' Cinema Romantico: Friday's Old Fashioned: A Big Hand For The Little Lady

Friday, September 16, 2011

Friday's Old Fashioned: A Big Hand For The Little Lady

You can't claim you didn't see it coming. It's a movie about a gargantuan poker game and the movie is called "A Big Hand For The Little Lady." So the Little Lady's gotta have, well, a Big Hand. Right? Sure. Of course. But how big is the hand? How does she acquire the hand? What happens with the hand? And just who is this Little Lady? And, of course, if Bret Maverick taught us anything......woah! Let's hold the horses! First things first!
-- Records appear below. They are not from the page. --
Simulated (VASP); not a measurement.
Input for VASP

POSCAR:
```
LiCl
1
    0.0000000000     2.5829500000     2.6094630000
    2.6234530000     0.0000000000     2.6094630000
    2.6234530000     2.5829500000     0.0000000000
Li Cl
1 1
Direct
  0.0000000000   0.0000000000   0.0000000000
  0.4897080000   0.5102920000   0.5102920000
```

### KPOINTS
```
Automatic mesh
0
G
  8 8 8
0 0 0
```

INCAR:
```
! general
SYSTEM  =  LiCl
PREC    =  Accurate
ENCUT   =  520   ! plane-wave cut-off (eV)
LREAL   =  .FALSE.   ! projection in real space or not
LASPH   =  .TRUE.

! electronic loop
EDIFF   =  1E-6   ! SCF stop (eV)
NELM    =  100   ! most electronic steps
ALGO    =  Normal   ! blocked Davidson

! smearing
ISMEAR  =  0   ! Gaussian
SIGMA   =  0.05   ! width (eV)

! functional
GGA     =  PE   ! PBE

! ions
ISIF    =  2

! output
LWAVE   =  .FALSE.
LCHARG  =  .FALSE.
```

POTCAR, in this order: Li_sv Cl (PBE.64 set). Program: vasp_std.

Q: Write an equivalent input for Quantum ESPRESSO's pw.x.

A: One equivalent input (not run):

The 1966 film opens with several extravagantly rich gentlemen bowing out on their measly committments, nonsense like a daughter's wedding or closing arguments of a court trial, to make a poker tournament in the back room of a saloon in Laredo that is so high stakes it makes the World Series Of Poker on ESPN8 (The Ocho) look like a drunken game of farkle (don't ask) at my friend Matt's cabin. It revs up. Cattle baron Henry Drummond (Jason Robards) goes up early. But complications, as they must, arise.

A seemingly well-to-do family of three arrives at the saloon, desperate for a place to stay. They are on their way to a new life in San Antonio but a wagon wheel has broken. The well-dressed father Meredith (Henry Fonda) quickly realizes a poker game is underway. He asks his gentle wife Mary (Joanne Woodward) if he can "just watch." After much ado she gives in and says yes. This seems a bad idea since it seems Meredith is a reformed gambling addict. Putting him in a room with a poker game going on is akin to Cosmo Kramer, reformed gambling addict, sitting next to Earl Hafler at the JFK Airport Diplomat's Club. Money's gonna get lost.

Mary goes off to repair the wagon wheel while Meredith and his finely dressed son are admitted entrance to watch the game by Otto Habershaw (Kevin McCarthy), a suave lawyer who appears to be playing an angle. Sure enough, within about 27 seconds Meredith has run up to his room, grabbed his family's life savings and wagered it all on what he seems to feel is the poker hand of a lifetime.

The esteemed Fonda is a marvel as a wayward junkie returning to his ways, sitting at the table with those big eyes, his face marked with uneasy sweat, his nervous laugh every time his fellow gamblers take a crack at him, desperately clinging to his cards, sitting his son down on top of the bar and ordering him a sasparilla in a "beer glass" so he can flee to grab more money he's probably going to lose. This isn't exactly......comfortable. And that says something about Fonda because the movie has mostly light-hearted tone and he somehow nestles himself right in there between funny and the "My God, this is hard to watch." Eventually, Mary returns to discover what he has done. He makes the requisite plea. I didn't lose the money, he intones, it's an investment! With cards like these......then he collapses. It's his heart. The doctor is called in. He takes Meredith away. It looks as if he'll surivive but......the game, the money. Despite knowing nothing of poker, Mary steps in. Otto gives her an explanation. She needs more money to stay in the game. But she has no more money. And how will she win even if she gets it?


It's a bold movie that switches main characters midstream, especially when Henry Fonda was the main character, but Joanne Woodward is more than up to the task, serving us a rock-hard innocent who stands up to these boorish men by being a lady.

Can you figure out how it ends? Yeah, you probably can. I mean, it's a card game movie. If you don't think it's trying to pull one over on you...... For awhile I wondered if maybe it wasn't trying to pull one over on us. Would that be the ruse? Was it all a majestic bluff? After all, fortune favors the bold. But the "twist" arrives right on time and it's less than stunning. And I felt cheated.

Except, in the end, in the true end, once the credits actually roll, I didn't feel cheated at all. Joanne Woodward strolls around in the brief epilogue with such classical audacity, she won me over. It was like I knew she was bluffing the whole time but she got me to unwittingly show her my cards and then she called my bluff.